During the following months, I began to realize how much of my identity was wrapped up in being an attorney's wife and living in a beautiful home. My second identity as an ordained minister was also threatened because my future status as a divorced woman made the prospect of ever becoming the pastor of a church slim to none. I was having an identity crisis. Who was I and what did the future hold for me?

Our text this morning shows the beginning of an identity crisis for Jesus' followers. The scene begins with some Greek proselytes to the Jewish faith approaching Philip, one of the apostles with a Greek name. These Jewish converts are in Jerusalem because of Passover. They want to "see" Jesus. (In John's Gospel, to "see" usually carries the connotation of believing.) Philip finds Andrew, and together they approach Jesus. Jesus tells them that the "hour" has come for him to be glorified. Hear the story from John 12:20-33. (Read text.)

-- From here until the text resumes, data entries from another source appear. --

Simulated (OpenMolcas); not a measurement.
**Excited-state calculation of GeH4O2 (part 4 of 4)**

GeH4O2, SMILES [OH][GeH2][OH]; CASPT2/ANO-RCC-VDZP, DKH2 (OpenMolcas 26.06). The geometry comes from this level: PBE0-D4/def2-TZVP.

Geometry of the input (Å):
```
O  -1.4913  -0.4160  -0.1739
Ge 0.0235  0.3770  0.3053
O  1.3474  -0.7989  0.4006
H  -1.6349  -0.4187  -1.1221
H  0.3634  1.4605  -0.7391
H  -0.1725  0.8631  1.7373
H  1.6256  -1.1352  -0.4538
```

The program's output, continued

If you listened carefully and are familiar with the scriptures, you may have noticed that there is a tension between John's story and the story of Jesus in the Garden of Gethsemane related in Matthew and Luke - two of the three Synoptic Gospels. The word "Synoptic" means similar. The Synoptic gospels tell similar gospel stories, but John's story is different. For John, the crucifixion is Jesus' glorification, and John concentrates on the events that lead up to it.

The tension concerns Jesus' approaching death. According to John, even though Jesus is troubled, he doesn't ask God to save him from death. John tells his story without Jesus' cry to God for deliverance that we see in the Synoptics. In John's gospel, Jesus is the victorious conqueror, while the Synoptics show more of Jesus' humanity.

In earlier chapters, John quotes Jesus as saying "My hour has not yet come." Another time when leaders try to arrest Jesus, they fail because Jesus says "my hour has not yet come." Again in the 8th chapter, John writes that Jesus could not be arrested because his hour "had not yet come." But here in the 12th chapter, when Jesus is at the height of his glory after raising Lazarus from the dead, he announces that his hour has now come.

If we had been part of that audience, we would have assumed that Jesus meant that now was the time for him to take his rightful place as the king of Israel. That was the role the Jewish people believed the Messiah would fill. Jesus was successful, honored, and worshiped, so the logical outcome is that now he will become king.

But Jesus tells them that if God's kingdom is to grow, then he must die, like a grain of wheat dies, so that there will be a multiplication - so there will be fruit. When a kernel of wheat falls into the earth and dies, its identity changes. It's still wheat, but it changes from a single brown seed into a large green plant loaded with thousands of seeds. When we come to Christ seeking to follow him, we are still Lawrence and Mary and Betty and Chris, but we aren't the same as we were before. We now have the potential for great growth and multiplication. The key to dying and to bearing much fruit lies in following Jesus and serving him. We serve Jesus by sharing his love with others.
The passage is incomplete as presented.